Before that, I made a simple voltmeter. Solid stainless steel construction with 10 AWG wire inside.

Pretending that my copper mechanical mod has no internal resistance, I would measure my battery voltage under NO load first U1. Then I would attach my 0.5Ω 100W resistor, that I made for that purpose.

And take down the voltage under load U2. I would then subtract U1 - U2 to determent the difference U3. Then I would calculate my current under load: U2 ÷ R = I.
Then I would divide my voltage sag U3 ÷ I to get my battery internal impedance.
Example: U1=4.16V, U2=3.86V, 4.16 - 3.86 = U3 0.3V. Then 3.86V ÷ 0.5Ω = I 7.72A. Then 0.3V ÷ 7.72A = 0.0388Ω = 39mΩ (rounded up). It wasn't the best battery, I might add.
Based on my internal resistance and my coil resistance (for example 0.2Ω), I would imagine that at the first push of a button, the current will jump up to 4.16V ÷ 0.2Ω = 20.8A. Voltage drop, on internal battery impedance, will be:
20.8А × 0.039Ω = 0.8112V. Therefore my running voltage will stay at: 4.16V - 0.8112V = 3.3488V and current: 3.3488 ÷ 0.2Ω = 16.744A and I will be vaping at 3.3488V × 16.744A = 56 Watts.
But my Chinese tester shows much different results (usually lower). I also have Opus BT-C3400 and SkyRC D100 that can measure internal battery impedance and their measurements are much higher that the other two. What am I doing wrong? How do you measure internal resistance? I hope I'm not boring you...

 

Why can they not be used in regulated mods? I'm trying to understand.

 

Because their working voltage is too low for most regulated mods. Their highest voltage is 3.6V and lowest 2.0V

 

Thanks- just so I understand, if you can adjust the discharge voltage on your regulated mod, this still wouldn't allow you to use such batteries? On my dicodes mods, I think the battery discharge voltage can be adjusted between 2.5v-3.0v (depending on which Dicodes chip is being used, it might go up to 3.5). Perhaps I'm not understanding accurately how this feature works, but my initital thought was that such a feature would allow you to use batteries with variant voltages. But I think that such a feature would have to allow you to set the minimum discharge all the way down to 2.0 for this to work, to not get the low battery message very quickly, if I am grasping this properly.

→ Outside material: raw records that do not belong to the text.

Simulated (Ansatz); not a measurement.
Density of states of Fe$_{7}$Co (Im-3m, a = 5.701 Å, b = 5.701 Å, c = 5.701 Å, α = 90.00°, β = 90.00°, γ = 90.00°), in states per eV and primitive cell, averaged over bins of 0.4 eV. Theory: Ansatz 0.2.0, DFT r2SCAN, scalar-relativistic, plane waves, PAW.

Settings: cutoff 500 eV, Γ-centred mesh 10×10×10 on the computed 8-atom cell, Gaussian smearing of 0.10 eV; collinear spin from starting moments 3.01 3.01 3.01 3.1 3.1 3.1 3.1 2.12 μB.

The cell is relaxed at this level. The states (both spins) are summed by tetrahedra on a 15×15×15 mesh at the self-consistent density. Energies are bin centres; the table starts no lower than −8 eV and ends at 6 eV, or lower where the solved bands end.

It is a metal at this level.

In either case, after reading your review more carefully, I guess it still looks like the iJoy would be a better choice, since these only fire up to 20 amps, and you say the iJoy is superior in that range in any case, even on a mech mod (which I don't use.) Just liked what I read about the chemistry and technology here; I wonder if it is technically possible to produce batteries of this kind in the normal voltage range for vaping?

 

Let me also point out for anyone interested that these batteries are available from official U.S. distributor here: Authorized Online A123 Battery Cell Reseller...
For 10-99 26650 batteries, they sell for $9.30 each with a flat $20 shipping. If you need an absolute ton, you can get 100 for $8.75 each, with the same flat $20 shipping.

They also have the 18650 version of the batteries.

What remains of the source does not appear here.